Aleksandar Mitic, TFF Associate*


June 26, 2006

BRUSSELS - An old saying in Montenegro used to say "Crna Gora i Srbija - to je jedna familija" ("Montenegro and Serbia - one family"). Today, pro-independence graffiti in Montenegro read "Crna i Gora i Baskija - to je jedna familija" ("Montenegro and the Basque Country - one family").

With Montenegro independent, the process of the Europe's balkanization of the Balkans will have scored one more point.

Some say it also paved a chance for many independence-hopefuls around Europe, be it in Catalonia, the Basque Country or Scotland, which have sent their observer missions to Podgorica to monitor the mechanics of intra-state divorce.

It might be contrary to the logic of European integration and the equation mark between the European Union and "borderless Europe", but it is real and it is happening in 2006, just a few weeks before the June summit on "the future of Europe".

As far as enlargement is concerned, EU leaders should answer the question: "Does a European future imply further balkanization of the Balkans?" or "Do the Balkans have to choose a nationalistic past in order to pave their way to their European future?".

If the answer is yes, EU finance ministers should start planning a budget for more crisis management and Balkan nations should start digging out marching songs cds back from the basement.

If not, the "balkanization of the Balkans" must end. Now!

It must end now, because Montenegrin independence at least had a legal basis. Under the findings of the 1991-92 Badinter Commission on the dissolution of the former Yugoslavia, all six Yugoslav republics - and only republics not provinces -- had the legal right to become independent.

After Slovenia, Croatia, Bosnia-Herzegovina and Macedonia, Montenegro is the last former Yugoslav republic to seize the opportunity.


How independence for Kosovo may open a Pandora Box of separtism

It means that Kosovo, a province of Serbia, does not have the right to secession. Indeed, an independence of Kosovo - against the will of Serbia - can only be illegal, one-sided and imposed.

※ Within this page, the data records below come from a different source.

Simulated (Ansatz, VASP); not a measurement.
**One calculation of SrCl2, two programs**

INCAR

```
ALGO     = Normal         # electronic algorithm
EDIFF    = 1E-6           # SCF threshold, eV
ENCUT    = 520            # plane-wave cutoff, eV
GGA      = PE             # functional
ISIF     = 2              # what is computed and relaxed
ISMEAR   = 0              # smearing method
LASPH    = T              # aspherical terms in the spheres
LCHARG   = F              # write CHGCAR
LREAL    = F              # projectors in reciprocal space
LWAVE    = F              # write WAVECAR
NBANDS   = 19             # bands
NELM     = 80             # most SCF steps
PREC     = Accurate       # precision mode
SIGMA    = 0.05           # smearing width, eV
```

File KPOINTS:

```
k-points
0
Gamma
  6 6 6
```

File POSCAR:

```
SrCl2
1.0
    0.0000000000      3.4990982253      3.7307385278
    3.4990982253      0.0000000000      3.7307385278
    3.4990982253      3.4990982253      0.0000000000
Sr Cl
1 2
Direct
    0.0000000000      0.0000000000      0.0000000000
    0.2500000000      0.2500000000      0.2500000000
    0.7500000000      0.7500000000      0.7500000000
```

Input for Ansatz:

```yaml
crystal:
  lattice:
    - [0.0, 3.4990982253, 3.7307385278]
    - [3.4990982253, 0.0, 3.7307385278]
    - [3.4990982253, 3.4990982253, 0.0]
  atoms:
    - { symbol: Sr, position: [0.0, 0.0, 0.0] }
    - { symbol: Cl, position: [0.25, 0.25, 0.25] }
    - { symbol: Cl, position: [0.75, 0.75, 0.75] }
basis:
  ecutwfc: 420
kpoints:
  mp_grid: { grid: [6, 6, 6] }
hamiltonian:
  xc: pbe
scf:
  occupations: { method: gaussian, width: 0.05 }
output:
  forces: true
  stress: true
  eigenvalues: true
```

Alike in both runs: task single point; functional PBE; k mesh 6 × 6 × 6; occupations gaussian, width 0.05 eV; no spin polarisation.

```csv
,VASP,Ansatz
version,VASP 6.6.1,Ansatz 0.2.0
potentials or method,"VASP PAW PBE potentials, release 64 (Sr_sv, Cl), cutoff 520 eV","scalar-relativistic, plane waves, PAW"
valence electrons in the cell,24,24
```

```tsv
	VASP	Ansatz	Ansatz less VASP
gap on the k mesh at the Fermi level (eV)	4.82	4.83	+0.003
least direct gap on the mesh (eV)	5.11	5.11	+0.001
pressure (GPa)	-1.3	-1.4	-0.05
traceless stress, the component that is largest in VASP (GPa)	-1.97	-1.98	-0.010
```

As such, an independent Kosovo would be the real, universal opener of the Pandora box of separatism.

According to the UNDP, there are some 5,000 different ethnic groups living in some 200 countries in the world. According to the figures of the study "Minorities at risk", some 509 ethnic groups in the world consider themselves as politically discriminated and want autonomies or states.

All separatist or independence-seeking movements in the world already have their eyes set on the resolution of the Kosovo talks, especially since most of them have suffered much more tragic conflicts and have waited for the solution to their problems much longer than has the southern Serbian province, populated by an Albanian majority.

Indeed, a Kosovo precedent would have world ramifications.

It could impact on the tense relations between two nuclear powers - India and Pakistan - disputing Kashmir, a region very much like Kosovo in terms of ethnic proportions, violence or religious symbolism.

It could have an impact on the world's largest country - Russia - with Transdniestria in Moldova, Abkhazia and South Ossetia in Georgia seeking to integrate it and Chechnya seeking to separate.

The world's most populous country - China - could face separatism in Xinjiang, not forgetting Taiwan and Tibet.

Eternal pragmatists should think about the impact of imposed independence on some of the world's most important pipelines - winding their way through disputed territories around Georgia, Nagorno-Karabakh or a Kurdistan.

Back to the Balkans, people still do not know whether they will be part of the next wave of EU enlargement due to its "absorption capacity", but they surely are themselves still digesting the last wave of balkanization from the 1990s.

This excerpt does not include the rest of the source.